Two musicals by Eric Woolfson closed recently, following lengthy runs in Germany. Gaudi gave its final performance in Cologne after having played for four years to over one-million people. The most recent Woolfson musical, Gambler, played until last month in nearby Monchengladbach. Since 1996 it had had been seen by over 250,000.

Both Gaudi and Gambler are artistic collaborations between Eric Woolfson, known to rock aficianados as composer for the Alan Parsons Project, and Elmar Ottenthal, a German stage director and theater producer.

Ottenthal and Woolfson first met while working together on the musical Freudiana at Vienna's Theater an der Wien in 1991. Ottenthal was at that time the close associate of the theater's artistic director Peter Weck, who directed Freudiana. This musical portrayed numerous famous cases of the" Father of Psychoanalysis" Siegmund Freud, who had been active in Vienna around the turn of the century.

Woolfson and Ottenthal began to outline ideas for a new musical which would use as its inspiration the architecture and philosophy of Antonio Gaudi, the legendary Catalonian architect.

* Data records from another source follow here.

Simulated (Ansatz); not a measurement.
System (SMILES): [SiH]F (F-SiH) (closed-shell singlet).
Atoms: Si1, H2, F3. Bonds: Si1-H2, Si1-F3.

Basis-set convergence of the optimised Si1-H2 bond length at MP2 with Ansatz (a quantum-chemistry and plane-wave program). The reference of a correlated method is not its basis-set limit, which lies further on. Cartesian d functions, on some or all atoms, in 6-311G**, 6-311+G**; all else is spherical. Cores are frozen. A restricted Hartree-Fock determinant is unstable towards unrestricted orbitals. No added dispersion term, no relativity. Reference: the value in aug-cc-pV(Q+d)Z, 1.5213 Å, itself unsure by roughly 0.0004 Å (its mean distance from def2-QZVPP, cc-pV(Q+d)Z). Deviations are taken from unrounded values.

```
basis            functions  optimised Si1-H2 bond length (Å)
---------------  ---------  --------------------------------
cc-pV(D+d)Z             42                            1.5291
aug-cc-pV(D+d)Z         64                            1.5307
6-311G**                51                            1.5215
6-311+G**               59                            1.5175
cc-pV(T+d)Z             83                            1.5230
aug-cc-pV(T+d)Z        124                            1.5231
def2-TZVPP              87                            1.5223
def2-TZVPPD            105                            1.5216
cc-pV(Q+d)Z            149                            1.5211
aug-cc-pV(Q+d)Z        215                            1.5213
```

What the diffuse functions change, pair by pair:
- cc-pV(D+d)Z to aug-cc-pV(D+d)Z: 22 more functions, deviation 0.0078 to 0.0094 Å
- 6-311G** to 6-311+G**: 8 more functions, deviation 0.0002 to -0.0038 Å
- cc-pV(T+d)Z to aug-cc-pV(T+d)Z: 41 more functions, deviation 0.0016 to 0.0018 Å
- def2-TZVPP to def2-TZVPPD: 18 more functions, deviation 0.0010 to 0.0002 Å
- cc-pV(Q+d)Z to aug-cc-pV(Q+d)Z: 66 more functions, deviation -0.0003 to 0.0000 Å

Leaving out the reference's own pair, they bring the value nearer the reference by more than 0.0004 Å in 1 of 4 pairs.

The Gaudi they conceived of is the story of an author, Don Parker, who idolizes the legendary Catalonian architect. Parker is torn, first between art and commerce, and later between art and love. Parker seeks the answer to his dilemma in Gaudi's architecture. Soon after the premiere of Freudiana, Ottenthal was named general director of the Aachen Theater, a medium-sized repertory theater near Cologne. He continued to collaborate over long-distance with Woolfson. At the start of his second season, following a spectacular production of West Side Story, Ottenthal presented Gaudi to popular and critical acclaim. Ottenthal had succeeded in meshing Woolfson's progressive rock esthetic with Aachen's more conservative, operatically-oriented orchestral and choral forces.

In part due to Gaudi, the revenues of the Aachen theater far exceeded expectations, and Ottenthal was able to return part of his subsidies to the city government -- an unprecedented, and well-publicised, event in Germany's theater landscape!

An impresario from nearby Alsdorf, Friedrich Carl Coch, subsequently acquired the rights to produce Gaudi. He transferred the production to a hall in Alsdorf, and was able to successfully market the musical to bus and tourism companies.

In 1996, Coch moved Gaudi to a specially-built tent-theater near the Cologne cathedral and produced a second Woolfson/Ottenthal collaboration, Gambler. This musical is a modern reworking of the Queen of Spades story used in the Chaikovsky opera Pique Dame. It employed many songs which Woolfson had recorded with the Alan Parsons Project, amongst them "Eye in the Sky" and "Games People Play".